In 2015 I was living in Whitechapel, London. The rate of development going all around our block of flats was jaw dropping. There was more than one occasion when I’d be walking somewhere I’d walked many times before and I’d lose my way. The street would have changed. A huge building would have been demolished or built seemingly overnight and I wouldn’t recognise it.
When we moved in we had a 280 degree view of London. South, east and north. We’d go up on this huge roof that all 200 flats shared. No one would ever be up there. About a year in a building was built across the way and it took around 40 degrees of the view. Soon after another development took the whole of south London.
Around the same time I was noticing I was getting hellos and making connections in the community around the house. For the first time in fourteen years of London. It scared me because I knew that like every apartment I’d had in London before I’d get priced out within 12-24 months and would have to move. It was like clockwork.

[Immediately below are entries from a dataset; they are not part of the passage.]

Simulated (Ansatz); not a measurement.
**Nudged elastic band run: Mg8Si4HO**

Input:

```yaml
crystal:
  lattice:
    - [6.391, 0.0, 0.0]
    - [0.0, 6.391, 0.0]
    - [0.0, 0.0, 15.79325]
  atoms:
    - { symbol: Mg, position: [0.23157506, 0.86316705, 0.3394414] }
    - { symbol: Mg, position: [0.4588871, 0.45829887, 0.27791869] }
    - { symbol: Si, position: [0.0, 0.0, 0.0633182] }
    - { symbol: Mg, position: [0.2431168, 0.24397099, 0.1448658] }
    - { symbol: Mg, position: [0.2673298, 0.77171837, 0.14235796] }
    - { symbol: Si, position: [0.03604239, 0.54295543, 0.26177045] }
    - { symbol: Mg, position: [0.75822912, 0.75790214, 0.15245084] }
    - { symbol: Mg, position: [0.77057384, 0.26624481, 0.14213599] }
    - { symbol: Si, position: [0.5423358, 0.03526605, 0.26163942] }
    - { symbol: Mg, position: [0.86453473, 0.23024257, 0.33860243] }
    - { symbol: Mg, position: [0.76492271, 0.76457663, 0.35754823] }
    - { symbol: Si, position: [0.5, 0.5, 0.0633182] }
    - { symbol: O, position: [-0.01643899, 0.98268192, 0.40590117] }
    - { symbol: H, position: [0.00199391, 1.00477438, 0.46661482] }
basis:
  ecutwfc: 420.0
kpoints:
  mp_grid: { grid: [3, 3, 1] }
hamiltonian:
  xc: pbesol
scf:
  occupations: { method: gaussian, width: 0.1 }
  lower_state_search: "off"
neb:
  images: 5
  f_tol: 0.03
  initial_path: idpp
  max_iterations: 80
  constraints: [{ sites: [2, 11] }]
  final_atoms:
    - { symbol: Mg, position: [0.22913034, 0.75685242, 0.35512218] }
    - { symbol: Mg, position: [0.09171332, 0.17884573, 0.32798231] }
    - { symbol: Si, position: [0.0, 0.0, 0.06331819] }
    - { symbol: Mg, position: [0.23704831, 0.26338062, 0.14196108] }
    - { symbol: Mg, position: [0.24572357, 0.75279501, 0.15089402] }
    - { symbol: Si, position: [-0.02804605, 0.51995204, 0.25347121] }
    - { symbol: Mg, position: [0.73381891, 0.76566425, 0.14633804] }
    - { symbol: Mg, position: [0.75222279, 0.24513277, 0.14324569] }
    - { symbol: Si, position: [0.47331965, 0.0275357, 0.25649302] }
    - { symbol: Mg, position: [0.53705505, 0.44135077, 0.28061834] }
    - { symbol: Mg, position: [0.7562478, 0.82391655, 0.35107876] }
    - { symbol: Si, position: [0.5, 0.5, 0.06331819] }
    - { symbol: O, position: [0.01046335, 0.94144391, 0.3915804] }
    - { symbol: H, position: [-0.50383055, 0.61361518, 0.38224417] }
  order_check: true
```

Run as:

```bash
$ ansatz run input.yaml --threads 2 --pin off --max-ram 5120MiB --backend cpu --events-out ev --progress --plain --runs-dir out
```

I always tried to not let the idea of gentrification effect me. I’ve seen years of Conservative governments with next to no regard for the less fortunate. I was just being realistic. They were never going to put poorer people ahead of a rich person. I was also part of the cause. One of many hipster idiots that will move to certain areas and pay too much rent once the coffee gets good.
This time it effected me in a new way. I couldn’t breathe. I’d wake up in the middle of the night coughing so painfully. It went on for months. I wasn’t sure what was causing it. I thought it was anxiety at first but that’s the awful thing about breathing. When you can’t breathe well you get anxious which in turn negatively effects your breathing.
Eventually i figured out it was being caused by pollution. The rate of development around my apartment was so extreme that the air was 90% brick.
I never spoke to anyone or complained about the brick dust. I really should have started campaigning for cleaner air. I can’t have been the only one struggling. I regret hugely that I didn’t take any action.
I remember that I could only go jogging if I wore a mask. I looked like Bane. Occasionally I’d have to stop mid run to rest. Not uncommon when you can’t breathe. The thing is you can’t really stop running when you’re sweating, dressed in all black and wearing a mask. If you do you really freak people out.